Meet Soipan Tuya, the first woman to be nominated to Cabinet from Maasai community
The new Cabinet Secretary (CS) nominee for the Environment and Forestry, Roselinda Soipan Tuya, is an astute politician who has risen through the ranks in government and beat all odds to become the first Maasai woman to be nominated to the Cabinet in Kenya.
The former Woman Representative for Narok County and daughter of former Narok South Member of Parliament (MP), Samson Ole Tuya and referred to as Narok's 'Iron Lady' exited elective politics earlier this year but had been nominated to the Senate by President William Ruto's United Democratic Alliance (UDA) party.
Should Parliament approves her nomination, she will replace the outgoing Environment CS Keriako Tobiko, a fellow tribesman who hails from Kajiado County.
The Master's of Law (LL.M) graduate from the University of Washington, USA, and a Bachelor of Law holder from the University of Nairobi had served two terms as Narok Woman Representative before abandoning her quest to vie for the Narok gubernatorial seat.
In late February, after several months of push and pull between her, Narok West MP Gabriel Tongoyo, and former Labour CAS Patrick Ntutu, she dropped her ambition in a deal brokered by UDA party leader Ruto.
After abandoning her county seat ambitions, Tuya, 42, joined Ruto's campaign secretariat and was behind the development of the UDA Women Charter.
Soipan Tuya's work as Woman Rep
Tuya who thanked President Ruto for the nomination said she dropped her bid for governor with her head held high, having done her best with the limited resources she had as Woman Rep.
"When we were elected in 2013 as Woman Representatives, we had zero funds. We fought and we got Kshh40 million annually, which is very little, especially for a vast county like Narok, but still, we had to accept and utilise it to make an impact," said the mother of two.

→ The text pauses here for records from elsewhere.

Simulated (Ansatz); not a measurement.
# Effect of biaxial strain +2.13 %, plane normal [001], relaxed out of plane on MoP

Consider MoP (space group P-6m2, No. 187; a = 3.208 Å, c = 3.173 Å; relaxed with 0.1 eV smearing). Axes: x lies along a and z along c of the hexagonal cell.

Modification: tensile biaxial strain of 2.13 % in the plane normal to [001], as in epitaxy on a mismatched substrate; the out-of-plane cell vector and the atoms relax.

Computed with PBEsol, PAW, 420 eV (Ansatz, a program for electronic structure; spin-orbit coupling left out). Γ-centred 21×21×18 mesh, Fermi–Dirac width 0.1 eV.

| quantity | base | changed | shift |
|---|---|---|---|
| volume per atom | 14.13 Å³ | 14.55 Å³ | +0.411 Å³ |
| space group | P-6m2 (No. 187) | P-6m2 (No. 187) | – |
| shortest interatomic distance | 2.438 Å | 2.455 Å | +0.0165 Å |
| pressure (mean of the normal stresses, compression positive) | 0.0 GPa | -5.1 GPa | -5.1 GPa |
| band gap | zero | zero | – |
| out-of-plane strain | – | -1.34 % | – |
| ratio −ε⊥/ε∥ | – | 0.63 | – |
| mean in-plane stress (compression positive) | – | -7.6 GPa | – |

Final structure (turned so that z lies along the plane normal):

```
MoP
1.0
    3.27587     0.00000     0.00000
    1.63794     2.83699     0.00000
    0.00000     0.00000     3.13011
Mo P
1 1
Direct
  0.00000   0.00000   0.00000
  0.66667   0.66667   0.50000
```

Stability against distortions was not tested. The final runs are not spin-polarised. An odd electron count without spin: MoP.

She is married to former Narok County Assembly Majority leader Stephen ole Kudate.
Among the programs she ran in her docket were issuing water tanks, sanitary towels, and funds to empower vulnerable groups such as women, youth, and people with disabilities.
She said under the National Government Affirmative Action Fund, she supported 100 bright students from poor backgrounds who are now in secondary schools.
She describes herself as privileged having had opportunities that are not easily accessible to women in her Maasai community.
Before joining politics, she worked in different capacities for various government and civil society organisations, including the United States Agency for International Development (USAID), Kituo cha Sheria and the former Ministry of Justice and Constitutional Affairs, and as a United Nations Volunteer Specialist.